J. Parker Ragland Special to the Business Press
Throughout our nation’s history, we have questioned what it is to be American. Poet Walt Whitman described being American as more than holding citizenship in a certain geographical location. He believed that Americans were in every country, as though “American” were a state of being rather than denoting national citizenship.
Following this tradition, the Amon Carter Museum of American Art presents a new exhibition, We the People: Picturing American Identity, which opened June 15 and runs through Sept. 8. This collection seeks to illuminate several questions of identity that Americans face even today.
By exhibiting diverse subjects on a variety of media, America’s “melting-pot” qualities are distinctly represented. Some pieces in the collection date back to the late 18th century while others have been composed in the last 50 years. Depictions of Native Americans are juxtaposed against Cold War figures. Our nation’s history is recounted in paintings, photographs and sculptures, amid other media.
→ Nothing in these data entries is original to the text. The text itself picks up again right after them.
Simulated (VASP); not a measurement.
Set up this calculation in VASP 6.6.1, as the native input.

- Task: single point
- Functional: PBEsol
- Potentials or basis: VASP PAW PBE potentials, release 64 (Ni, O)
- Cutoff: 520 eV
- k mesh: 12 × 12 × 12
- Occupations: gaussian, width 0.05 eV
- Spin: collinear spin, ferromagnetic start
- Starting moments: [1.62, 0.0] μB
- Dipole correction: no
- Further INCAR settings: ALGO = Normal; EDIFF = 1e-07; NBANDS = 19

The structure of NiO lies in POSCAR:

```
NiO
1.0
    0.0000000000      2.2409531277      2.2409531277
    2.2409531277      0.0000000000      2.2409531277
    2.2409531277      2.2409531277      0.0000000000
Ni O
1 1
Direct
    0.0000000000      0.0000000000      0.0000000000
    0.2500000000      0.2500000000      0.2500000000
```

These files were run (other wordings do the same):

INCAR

In addition to a creative selection of media, We the People is a unique exhibition for the Amon Carter in that it focuses on figures rather than landscape. “The images remind us America is shaped by people,” stated Rebecca Lawton, curator at the Amon Carter Museum. “It’s defined by people.”
And these people have come from many different places to make America what it is. Many of the masterpieces on display were composed by immigrants who came to America searching for new inspiration and insight, but brought with them their own cultural narratives. Viewing the works of these artists from such diverse cultures in close proximity is art in and of itself.
As you walk through each room, the semi-chronological ordering and careful placement of individual pieces becomes ever more apparent. The exhibition highlights pivotal moments in our nation’s history and is structured by four “forces:” Who is America? Who is the American woman? Who shapes America? And, who defines America?
One section is dedicated solely to viewers, allowing them to write down and display personal views about what it is to be American. Answers range from “self-indulgent” and “paying taxes” to “[being] surrounded by those who believe differently than us – and [being] okay with that.” Throughout the collection, regardless of the section viewed, one fact remains apparent: There is no consensus about the exact nature of being American. Whether viewing Deas’ depiction of Native Americans or Diltz’s photograph of Woodstock, we are reminded of the events that have divided our country and made it hard to define ourselves. On the other hand, perhaps that is what makes us American: having contrary perspectives.
Lawton noted: “I think that … there are forces that have defined America, and continue to define America, and there’s always that tension in democracy. That tension is necessary and defines our culture.”